In 1981, when downtown San Jose resembled a cracked mosaic of dying retail and skid row environs, Ted Gehrke conspired to launch a blues festival on the campus of San Jose State University. Thirty-eight years later, that festival is still held every summer. Gehrke, who passed away last weekend at 79, was a true promotional warrior for all things music, all things San Jose and all things poetry.
He ran with the likes of Taj Mahal and Frank Zappa before he even landed with the Associated Students Program Board at SJSU, for whom he oversaw countless blues festivals and hundreds of other concerts, like U2’s now-legendary show at the SJSU Student Union Ballroom. Across decades and every possible demographic of outré spirit, he never gave up on this city. He believed in the potential of San Jose when nobody else did.

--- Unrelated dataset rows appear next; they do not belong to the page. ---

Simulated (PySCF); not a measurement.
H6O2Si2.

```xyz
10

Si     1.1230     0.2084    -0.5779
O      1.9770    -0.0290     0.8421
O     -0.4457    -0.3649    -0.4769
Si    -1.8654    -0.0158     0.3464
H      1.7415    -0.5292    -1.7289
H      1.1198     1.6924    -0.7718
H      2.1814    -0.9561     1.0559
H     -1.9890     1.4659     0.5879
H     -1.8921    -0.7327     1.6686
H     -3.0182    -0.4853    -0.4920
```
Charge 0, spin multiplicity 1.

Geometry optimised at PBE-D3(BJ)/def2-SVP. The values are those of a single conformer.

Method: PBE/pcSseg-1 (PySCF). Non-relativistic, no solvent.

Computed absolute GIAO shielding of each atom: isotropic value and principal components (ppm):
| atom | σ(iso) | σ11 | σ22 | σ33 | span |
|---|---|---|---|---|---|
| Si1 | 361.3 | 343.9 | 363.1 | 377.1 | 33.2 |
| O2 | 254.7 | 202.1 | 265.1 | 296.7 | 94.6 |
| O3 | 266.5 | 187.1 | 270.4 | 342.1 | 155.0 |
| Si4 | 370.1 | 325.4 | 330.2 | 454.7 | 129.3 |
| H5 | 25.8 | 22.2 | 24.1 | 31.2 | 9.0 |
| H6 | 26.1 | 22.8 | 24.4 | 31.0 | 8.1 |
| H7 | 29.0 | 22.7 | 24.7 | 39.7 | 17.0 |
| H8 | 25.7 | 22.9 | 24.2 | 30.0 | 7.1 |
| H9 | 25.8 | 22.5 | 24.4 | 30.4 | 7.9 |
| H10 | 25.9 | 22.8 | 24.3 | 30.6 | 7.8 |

In 1997, the Blues Festival came into some financial problems and was on the verge of going under when Metro signed on as the presenting name sponsor, a partnership that lasted for more than 15 years. Over that time, Metro staff became inseparable from Gehrke and his exploits. Anytime the blues came into a conversation, a gloriously devilish grin came over his face. The blues crossed all boundaries of storytelling, and Ted could launch into a lurid, hysterical yarn from nowhere at any given moment. The blues just flowed out of him.
In his day, Gehrke promoted and booked gigs with every bluesmaster alive, bringing all the legends to San Jose. In the process, he developed an unequaled degree of gravitas around town. He held court everywhere he roamed. Everyone knew Ted. And if they didn’t, they were certainly one or two degrees from someone that did. Music-wise, he was a fixture in downtown San Jose longer than anyone. It’s hard to imagine a this city without Ted Gehrke lumbering around somewhere.
I first encountered Gehrke on the SJSU campus back in the 1990s, before I had morphed into a writer. Gehrke was like a surrogate father for any aspiring poetic troublemaker who came through school. He supported any wacko zonked-out idea, no matter how ridiculous. He was a poet and he understood the poetic side of life, he empathized with creative suffering, and he encouraged the performative aspects of the outsider’s predicament in what was then a relatively stagnant town to operate. What’s more, he reveled in the gritty underbelly of San Jose, the real San Jose, beneath the onslaught of overpriced real estate, chain restaurants and upcoming tech-worker gentrification. Until the very end, he remained a gutsy, passionate supporter of the blues. A true original, Gehrke made San Jose real because he was real. And a piece of every single one of us has now left the stage with him.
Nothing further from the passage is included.